This unexpected unique creativity makes us feel better towards the brand and increases our enjoyment of the offers, which makes us more likely to buy.
This study only looked at special day promotions that had a discount attached to them (e.g. 20% off on selected products). We don’t know whether just celebrating a special day in itself, without further incentives, would have a positive effect.
It’s unclear how much originality special days need to have before they start to have an effect. Is a birthday offer original enough?
We don’t know whether the frequent use of various special day promotions could have a long-term positive (e.g. very creative brand) or negative (e.g. using every possible excuse for promotions) effect on a brand.
The research didn’t analyze the effect of multiple day offers, such as special weeks (e.g. World Space Week). However, the effects are likely to be similar.
🏢 Companies using this
Some holidays have already been transformed into promotional days that are now commonplace and unoriginal (e.g. Mother’s Day).
Apparel retailer Land’s End uses International Swimsuit Day July 5th) to promote its swimwear line.
Betabrand, a fashion retailer, sends personalized special discounts to their customers on the anniversary of the day they made their first purchase.
⚡ Steps to implement
Instead of launching discounts and promotions without a meaning, look for reasons to create a special day offer.
You can choose from existing special days (relevant to the local market you’re targeting), create your own company day, or use a personalized day based on an interaction you had with a customer.
The more creative you can make it the better, but make sure you keep it appropriate to your brand and products.
🔍 Study type
Lab and online experiments, and a field experiment (on the email list of a small business selling dog gear). United States
Zane, D. M., Reczek, R. W., & Haws, K. L. (September 2021). Promoting Pi Day: Consumer Response to Special Day‐Themed Sales Promotions. Journal of Consumer Psychology.
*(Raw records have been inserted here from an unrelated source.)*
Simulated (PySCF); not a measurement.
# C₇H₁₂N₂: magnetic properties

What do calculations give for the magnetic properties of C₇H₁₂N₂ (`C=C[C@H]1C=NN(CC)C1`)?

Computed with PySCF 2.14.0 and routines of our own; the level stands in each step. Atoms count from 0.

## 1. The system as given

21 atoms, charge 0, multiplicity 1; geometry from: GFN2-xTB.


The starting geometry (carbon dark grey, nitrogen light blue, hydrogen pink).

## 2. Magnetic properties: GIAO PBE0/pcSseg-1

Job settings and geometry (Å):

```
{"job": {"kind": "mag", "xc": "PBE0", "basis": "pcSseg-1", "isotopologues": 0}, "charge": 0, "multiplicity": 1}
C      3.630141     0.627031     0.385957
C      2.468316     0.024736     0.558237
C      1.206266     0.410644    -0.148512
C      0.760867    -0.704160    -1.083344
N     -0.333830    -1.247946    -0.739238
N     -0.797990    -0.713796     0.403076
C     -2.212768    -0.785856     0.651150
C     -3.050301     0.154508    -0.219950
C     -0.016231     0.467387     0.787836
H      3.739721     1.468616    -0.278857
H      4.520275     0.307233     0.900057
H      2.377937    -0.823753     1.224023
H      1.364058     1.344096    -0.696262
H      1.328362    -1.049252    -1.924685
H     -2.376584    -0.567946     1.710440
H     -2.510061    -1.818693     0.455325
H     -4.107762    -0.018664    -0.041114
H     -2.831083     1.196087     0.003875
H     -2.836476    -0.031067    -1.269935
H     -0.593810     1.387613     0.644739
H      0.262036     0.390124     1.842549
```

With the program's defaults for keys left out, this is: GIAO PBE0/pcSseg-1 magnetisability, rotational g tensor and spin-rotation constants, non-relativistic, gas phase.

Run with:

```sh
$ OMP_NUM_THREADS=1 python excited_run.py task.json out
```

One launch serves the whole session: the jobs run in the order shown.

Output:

College of Business, Lehigh University; The College of Business, The Ohio State University; and Owen Graduate School of Management, Vanderbilt University. United States
Remember: Because of the groundbreaking nature of this paper, it could be proven wrong in the future (although this is rare). It also may not be generalizable to your situation. If it’s a risky change, always test it on a small scale before rolling it out widely.